THE MAGAURAN
(MCGOVERN) DUANAIRE
The family of Magauran (Mac Samhradhain) were the chieftains of the
mountainous district of Teallach Eathach, now the barony of Tullyhaw
in the west of County Cavan.
From the early 13th century references to members of the family occur
in the various Irish annals.
A geneology of the family was compiled by Cu Coigriche 0 Cleirigh
about the year 1650.
The Magauran Duanaire is a vellum manuscript, belonging to the middle
of the fourteenth century, and contains a very full account of
the family and its possessions and of the manners and customs
of Teallach Eathach. (Teallach, anglicized as Tullyhaw, was the
name of the tribe of Magauran forebears.)
The manuscript, which contains fifty-four pages of Irish materials,
chiefly Bardic poetry, is one of the earliest books of family
poems in the Irish language now in existence.
The scribe who wrote it was one Ruaidhri 0 Cianan. . Rory O'Keenan
would be the modern form of his name.. who compiled the duanaire
for Thomas Magauran, chieftain of Teallach Eatach. This Thomas
Magauran died in 1343 which establishes the later limit for the
date of the manuscript.
The death of Rory O'Keenan is entered as 1387 in the Irish Annals.

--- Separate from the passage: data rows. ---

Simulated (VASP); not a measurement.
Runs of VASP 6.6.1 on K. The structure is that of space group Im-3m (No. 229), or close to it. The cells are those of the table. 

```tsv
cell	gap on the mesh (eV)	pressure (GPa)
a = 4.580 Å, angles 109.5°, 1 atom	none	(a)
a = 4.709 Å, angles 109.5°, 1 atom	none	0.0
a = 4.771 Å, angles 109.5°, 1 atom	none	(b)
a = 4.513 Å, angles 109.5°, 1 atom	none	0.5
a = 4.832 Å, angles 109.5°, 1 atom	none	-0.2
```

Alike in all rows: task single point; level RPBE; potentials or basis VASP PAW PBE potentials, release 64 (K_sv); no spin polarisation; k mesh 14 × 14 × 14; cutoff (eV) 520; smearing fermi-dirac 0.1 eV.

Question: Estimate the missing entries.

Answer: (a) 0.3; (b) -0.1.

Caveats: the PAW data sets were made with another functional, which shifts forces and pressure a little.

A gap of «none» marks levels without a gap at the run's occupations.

The Four Masters refer to him as a learned historian and bard
of Oirghialla. The evidence suggests that the Duanaire was compiled
between the years 1339 and 1343.
The principal residence of the Magaurans was at Lissanover in the
parish of Templeport. Evidently the bardic tradition was there
well maintained and it is most probable that a Bardic School presided
over by Rory O'Keenan was then in existence.
Further evidence of this will be found later on. The Duanaire
may be accepted as positive evidence of the high
literary standards maintained in the schools of Teallach Eathach
in the 14th century.
The existing Duanaire is only a fragment of a larger manuscript.
It is much faded and in parts scarcely legible.
The description of it by the late Sir J. T. Gilbert is as follows:
"The
MS is in the Irish language, on Vellum, fifty-four pages folio,
in double columns, imperfect at beginning and end. The
penmanship is excellent but the Vellum is dark and defaced in
some places. From a note on the first page, we learn that this
book was transcribed by Adam O'Cianan for Thomas, son of Brian
Mac Samhradhain, apparently the chief of the territory of Teallach
Eachdhach, in the northwest of the present County Cavan, whose
death is chronicled by the Four Masters under the year 1343."